My specific application is this:
Find out where an unknown gamma ray source is located given only the back projected cones defined by the Compton scattering of a source photon at a detector. My detector can find the cone that the source must lie on, but only with some non-zero resolution, so the cone is not a precise surface, but is rather a solid cone annulus. Further, the source might not be a point source, so the backward cones will not intersect at a unique point anyway, so I have to consider volumes, not conic surfaces. This is where Geant could help me (save me writing my own solid geometry clases from scratch!).
The geometrical problem to solve is this:
So I need to find the intersection of 2 or more cone annuli ("thick cones", like solid pointed witch hats, i.e., solid regions bounded by two conics). I only need an algorithm for single-sided cones (not full double cones). I've breifly looked for analytic algorithms but this cone intersection problem using surface intersections is apparently quite hard except for special cases (such as cones with the same apex). But if the GetExtent() or CalculateExtent() methods in Geant work for solids defined by boolean intersection then I think my job would be accomplished. I'd only need to arrange my code to perform the steps to get all the solid cones defining the intersection and then get the solid angle in space that covers their intersection. In practise the algorithm would have to be sequential, finding first the interseciton of two cone annuli, then finding the intersection of that intersection with a thrid cone annulus, then a fourth, a fifth and so on, halting whenever the solid angle of the resulting overall intersection goes below some tolerance or when no intersection is found.
A few things may thwart me: One is that the procedure I'm thinking of requires taking intersections of intersections, so towards the end of the algorithm I'd be dealing with finding the intersections of a solid cone with a probably disconnected region. Another problem may be that computationally this is just too slow to perform with Geant and some other special purpose algorithm could do a better job, but currently that is not my chief concern, I just want to see if Geant can solve the problem, then I can test it against other algorithms for the same problem. I'm also hoping that when I use G4VSolids to perform these calculations I can get a solid angle to the 3D intersection region directly without having to make physical placments, but is that possible? From the way Geant's boolena solid operators seem to be defined I would expect that I can do all that I require without making an actual physical volume placement at least for two cones, but if I make repeated intersections will the coordinate system be remembered?

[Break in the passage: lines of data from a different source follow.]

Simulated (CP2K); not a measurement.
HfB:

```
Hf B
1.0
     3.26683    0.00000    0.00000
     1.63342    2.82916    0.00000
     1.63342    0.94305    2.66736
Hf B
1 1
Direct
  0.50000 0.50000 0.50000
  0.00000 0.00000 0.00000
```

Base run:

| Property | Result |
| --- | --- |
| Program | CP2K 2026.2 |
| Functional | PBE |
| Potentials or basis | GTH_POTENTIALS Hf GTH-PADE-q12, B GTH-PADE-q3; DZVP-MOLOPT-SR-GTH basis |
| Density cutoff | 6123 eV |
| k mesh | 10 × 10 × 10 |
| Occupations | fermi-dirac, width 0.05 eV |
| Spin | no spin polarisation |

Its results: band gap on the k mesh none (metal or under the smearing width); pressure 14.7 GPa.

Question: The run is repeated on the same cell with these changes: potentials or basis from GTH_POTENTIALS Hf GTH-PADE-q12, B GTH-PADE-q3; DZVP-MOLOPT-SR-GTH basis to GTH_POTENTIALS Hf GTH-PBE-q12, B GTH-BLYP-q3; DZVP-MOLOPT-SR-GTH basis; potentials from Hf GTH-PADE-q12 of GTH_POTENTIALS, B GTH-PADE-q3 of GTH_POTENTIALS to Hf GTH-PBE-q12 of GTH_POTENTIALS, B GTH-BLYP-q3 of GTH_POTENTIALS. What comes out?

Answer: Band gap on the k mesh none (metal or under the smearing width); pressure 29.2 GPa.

(I don't think I've explained that last bit very well, do you nevertheless see what I'm concerned about? ---It's that my task is really to find the direction in space to the location of the meeting of a number of cone annuli physical volumes, but I'd like to do the entire calculation with G4VSolid volumes keeping the origin as the apex of the very first cone created to form the first annulus.)
What do you think? Can Geant do the job? If you need more clarification of the problem definition in order to give me a definite answer then email me directly and I'll give you the details.
Apologies for the verbosity, Blair.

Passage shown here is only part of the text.